Monday, 26 November 2012

Mike Mignola's Baltimore

I first got into Baltimore partly through the excellent Mike Mignola covers, and partly because of the free comic provided on Free Comic Book Day 2011, which was one of the first strips I downloaded onto my iPad using the Dark Horse comics app. Mike Mignola also wrote that stand alone episode, entitled A Passing Stranger, which really set the scene for Lord Baltimore's future exploits.

In A Passing Stranger we learn very little about Baltimore himself, but it does give you an idea of the kind of story you can expect with this superb series. The tale begins in 1916, where a plague of undead has swept across Europe and brought hostilities to an end. The armies of the great powers have dissolved, and bands of soldiers are wandering across the devastated continent. One such is Baltimore, a lone British army officer on the trail of a vampire. In A Passing Stranger we meet him for the first time, in Tulingart, Germany. Here we get a measure of the plight Europe is facing as well as the Central European background against which this bloody epic is enacted.

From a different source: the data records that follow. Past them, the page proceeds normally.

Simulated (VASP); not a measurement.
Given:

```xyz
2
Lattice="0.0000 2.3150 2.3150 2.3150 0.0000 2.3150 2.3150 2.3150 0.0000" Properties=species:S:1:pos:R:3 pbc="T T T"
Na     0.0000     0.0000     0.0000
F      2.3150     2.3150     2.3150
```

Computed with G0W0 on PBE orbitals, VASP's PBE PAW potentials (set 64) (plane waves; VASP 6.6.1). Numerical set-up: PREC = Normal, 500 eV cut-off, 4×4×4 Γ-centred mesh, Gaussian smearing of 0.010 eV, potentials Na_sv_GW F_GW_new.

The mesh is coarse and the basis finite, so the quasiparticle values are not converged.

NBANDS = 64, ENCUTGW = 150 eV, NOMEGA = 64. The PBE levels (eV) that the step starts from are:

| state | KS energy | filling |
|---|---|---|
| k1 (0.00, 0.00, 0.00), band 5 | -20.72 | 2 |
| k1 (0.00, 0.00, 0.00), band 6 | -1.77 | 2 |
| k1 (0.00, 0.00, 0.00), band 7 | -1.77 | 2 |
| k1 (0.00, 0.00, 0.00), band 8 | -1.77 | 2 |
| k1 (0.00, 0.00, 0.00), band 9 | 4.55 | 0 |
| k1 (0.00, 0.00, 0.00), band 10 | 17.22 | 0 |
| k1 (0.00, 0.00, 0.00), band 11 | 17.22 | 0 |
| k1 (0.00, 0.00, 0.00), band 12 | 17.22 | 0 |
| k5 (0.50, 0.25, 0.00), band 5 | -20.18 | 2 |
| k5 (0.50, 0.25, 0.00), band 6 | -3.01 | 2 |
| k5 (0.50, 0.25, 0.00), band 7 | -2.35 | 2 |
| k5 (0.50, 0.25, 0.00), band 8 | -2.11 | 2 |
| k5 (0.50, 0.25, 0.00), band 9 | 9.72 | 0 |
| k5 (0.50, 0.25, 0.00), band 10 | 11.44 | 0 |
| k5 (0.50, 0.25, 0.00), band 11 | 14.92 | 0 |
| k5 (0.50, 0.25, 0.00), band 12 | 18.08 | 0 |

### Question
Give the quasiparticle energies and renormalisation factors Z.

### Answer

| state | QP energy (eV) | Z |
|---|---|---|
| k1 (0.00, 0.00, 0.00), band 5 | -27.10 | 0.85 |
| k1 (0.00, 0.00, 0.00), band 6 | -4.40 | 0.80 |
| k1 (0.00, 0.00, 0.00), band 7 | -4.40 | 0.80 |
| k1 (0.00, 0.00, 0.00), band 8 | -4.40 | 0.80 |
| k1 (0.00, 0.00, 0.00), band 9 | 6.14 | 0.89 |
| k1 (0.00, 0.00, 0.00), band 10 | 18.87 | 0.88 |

For me much of the appeal of Baltimore is the art. I've recently been heard to criticise the Conan graphic novel Free Companions for its so-so art, which I felt really detracted from the story and had me in two minds about continuing to follow this series. You can still tell a good story if your art is less than sumptuous - check out From Hell or Queen & Country to see what I mean - but somehow the art in the recent Conan stories has been...struggling...particularly with such a rich and colourful setting at Robert E. Howard's Hyboria.

Baltimore, on the other hand, is in the capable hands of Ben Stenbeck, who seems to have taken a lot of his inspiration from Mignola's work on Hellboy. I could be wrong here, but the shadowy setting he evokes with his work does justice to the gloomy plot and reminds me a little of some of Hellboy's early missions in Europe - The Wolves of St August, for example.

Baltimore as a character has something of the Clint Eastwood about him, particularly the Man With No Name. A combat veteran of the trenches, a British aristocrat, an officer with his own code of honour, but also a man equipped to fight the undead and ready to take on enormous odds to reach his goal. He is very handy in a fight, and always being underestimated by the opposition, and I kinda like that. He is generally a solo warrior (although in the more recent The Curse Bells, he is teamed up with an American journalist), a mysterious wanderer with no attachments and few sympathies for the ordinary mortals he comes across in his travels.

Mignola certainly encourages this with the script. Early in the first series, The Plague Ships, he is ambushed by a vampire in a French sea port during a thunderstorm:

Max (vampire): "Max doesn't hide. Max doesn't run! You don't hunt us...we hunt you!"

BAMM! [Max takes a .45 bullet between the eyes]

Baltimore: "Max should've run."

So far I've read the first series, The Plague Ships, and now I'm onto the second, which is similarly excellent. I'm also mulling over whether the setting can sustain a Savage Worlds RPG campaign. Let's hope Mignola and Stenbeck can keep this up! Full marks guys.